So that got me thinking about the things I now have available to make my world improved.

After I got divorced I lived in a 560 sq. ft. apartment.  Now I live in a 4K plus sq. ft. home.  Of course it used to take me about 45 minutes to clean what now takes about 4 hours to achieve.  But I have a lot of sweepers, cloths and specialty products to make it “easier and faster”.  And each of those gadgets needs batteries or filters or bags that must be replaced from time to time but…

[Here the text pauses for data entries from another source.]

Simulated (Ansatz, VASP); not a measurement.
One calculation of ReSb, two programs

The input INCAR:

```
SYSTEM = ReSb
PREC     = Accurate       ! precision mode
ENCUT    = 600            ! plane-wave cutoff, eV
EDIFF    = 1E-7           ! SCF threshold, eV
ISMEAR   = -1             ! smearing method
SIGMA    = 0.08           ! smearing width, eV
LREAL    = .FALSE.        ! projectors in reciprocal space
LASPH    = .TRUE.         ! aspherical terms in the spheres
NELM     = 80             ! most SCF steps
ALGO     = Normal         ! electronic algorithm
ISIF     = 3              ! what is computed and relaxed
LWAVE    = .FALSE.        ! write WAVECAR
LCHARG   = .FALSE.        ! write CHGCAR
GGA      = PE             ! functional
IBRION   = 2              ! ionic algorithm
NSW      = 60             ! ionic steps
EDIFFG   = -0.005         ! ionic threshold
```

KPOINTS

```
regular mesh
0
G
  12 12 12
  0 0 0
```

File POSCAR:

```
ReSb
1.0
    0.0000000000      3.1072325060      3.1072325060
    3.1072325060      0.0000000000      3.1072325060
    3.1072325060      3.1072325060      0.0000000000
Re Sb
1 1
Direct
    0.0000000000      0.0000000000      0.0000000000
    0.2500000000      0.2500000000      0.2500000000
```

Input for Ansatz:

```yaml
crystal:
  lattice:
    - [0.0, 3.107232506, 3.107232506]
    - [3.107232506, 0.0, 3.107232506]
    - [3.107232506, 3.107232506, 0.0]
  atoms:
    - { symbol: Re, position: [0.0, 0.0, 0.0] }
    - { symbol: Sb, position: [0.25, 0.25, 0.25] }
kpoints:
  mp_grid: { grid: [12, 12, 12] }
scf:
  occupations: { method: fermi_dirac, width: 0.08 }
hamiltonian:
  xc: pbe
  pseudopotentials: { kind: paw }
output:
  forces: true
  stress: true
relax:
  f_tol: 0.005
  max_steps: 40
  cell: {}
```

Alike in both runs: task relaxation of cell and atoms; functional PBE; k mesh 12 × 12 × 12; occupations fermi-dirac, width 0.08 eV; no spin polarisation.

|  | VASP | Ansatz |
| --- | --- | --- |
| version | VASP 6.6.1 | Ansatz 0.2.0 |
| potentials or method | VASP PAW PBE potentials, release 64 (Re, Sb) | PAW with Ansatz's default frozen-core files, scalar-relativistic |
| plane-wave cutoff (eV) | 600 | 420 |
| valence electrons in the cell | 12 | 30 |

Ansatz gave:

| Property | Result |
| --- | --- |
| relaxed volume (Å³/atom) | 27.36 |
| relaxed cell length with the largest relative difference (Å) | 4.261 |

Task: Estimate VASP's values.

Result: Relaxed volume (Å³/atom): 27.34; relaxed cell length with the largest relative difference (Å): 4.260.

Transportation.  I can’t imagine how people used to get around in a horse and buggy, much less on foot.  Obviously they didn’t travel often or very far.  But we are so lucky because we have jets to go around the world if we choose.  On a smaller scale I have a car that will take me anywhere very quickly.  Now that is a huge time saver over walking to the grocery store.  The interesting twist though is that I seem to spend a LOT of time in the car.  I pick up kids; drop off kids, tote kids to and fro a variety of places.  I pick up food, dry cleaning, household items.  I make a lot of trips to Starbucks.  I drop off a prescription at Walgreens and then go back to Walgreens.  All because I can.  I have a car to save me effort and time.  It just seems to use a lot of that time.

Communication.

It must have been astounding when the Pony Express began delivering mail.  People who had been cut off from loved ones and even substantial news information now finally had a systematic way of being able to communicate from afar.  My maternal grandfather came to America and wrote letters to his future wife to keep her abreast of his plans for their ultimate reunion.  It must have been grueling for her to wait for his words to finally reach her.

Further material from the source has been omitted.